1. George Burdeau, Director

    George Burdeau, a member of the Blackfeet Nation, has been a director and producer for more than 30 years. He received an Emmy Award for The Native Americans and a Peabody Award for Surviving Columbus. He is the founding dean of the communications department of the Institute of American Indian Arts and former director of the National Center for the Production of Native Images, both in Santa Fe, New Mexico. Burdeau was the first Native American director in the Directors Guild of America. He served as chairman of the Indian Arts and Crafts Board, board member of the Institute for the Preservation of the Original Languages of Americas, board chair of the Institute of Native Culture and Communication, and founding board member of the Native American Public Broadcasting Consortium.

  2. Pamela Roberts, Producer

    Pamela Roberts came to filmmaking as a social issue medium, after graduating with honors from the University of Southern California with a master’s in social work. In 1982, Roberts co-founded Rattlesnake Productions, Inc., and over the past 26 years she has produced and directed a number of award-winning documentary films and videos for public television, as well as for national and international theatrical and video distribution.
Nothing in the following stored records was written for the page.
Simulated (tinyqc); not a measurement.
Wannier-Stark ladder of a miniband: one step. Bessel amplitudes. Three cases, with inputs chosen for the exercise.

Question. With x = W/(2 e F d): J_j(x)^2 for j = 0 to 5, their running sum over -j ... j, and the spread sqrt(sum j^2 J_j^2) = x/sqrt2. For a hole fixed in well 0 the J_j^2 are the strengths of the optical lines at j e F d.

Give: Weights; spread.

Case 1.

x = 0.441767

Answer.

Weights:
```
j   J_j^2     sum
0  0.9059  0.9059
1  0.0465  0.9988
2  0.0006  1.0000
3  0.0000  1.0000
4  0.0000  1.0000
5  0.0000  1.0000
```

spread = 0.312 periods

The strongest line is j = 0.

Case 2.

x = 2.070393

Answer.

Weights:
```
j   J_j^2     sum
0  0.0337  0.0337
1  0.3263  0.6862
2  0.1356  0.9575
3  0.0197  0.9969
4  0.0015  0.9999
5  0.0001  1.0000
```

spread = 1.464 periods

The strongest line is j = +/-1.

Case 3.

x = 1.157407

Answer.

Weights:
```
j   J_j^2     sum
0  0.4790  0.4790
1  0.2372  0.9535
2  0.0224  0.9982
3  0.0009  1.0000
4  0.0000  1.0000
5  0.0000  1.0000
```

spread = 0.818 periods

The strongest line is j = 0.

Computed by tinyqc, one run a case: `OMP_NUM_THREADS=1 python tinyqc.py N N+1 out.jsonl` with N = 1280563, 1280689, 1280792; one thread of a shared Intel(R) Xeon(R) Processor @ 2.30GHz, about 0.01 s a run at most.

    Roberts produced Backbone of the World: The Blackfeet, with an all-native crew and cast under the direction of Blackfeet director George Burdeau. The film was broadcast on public television in November 1998. Roberts also co-produced and co-directed Ishi, the Last Yahi, a one-hour NEH-funded documentary that was nominated for an Emmy Award in 1994. Broadcast on American Experience, the film won many awards. Prior to Ishi, Roberts co-produced and co-directed Contrary Warriors: A Story of the Crow Tribe, broadcast on A&E and PBS.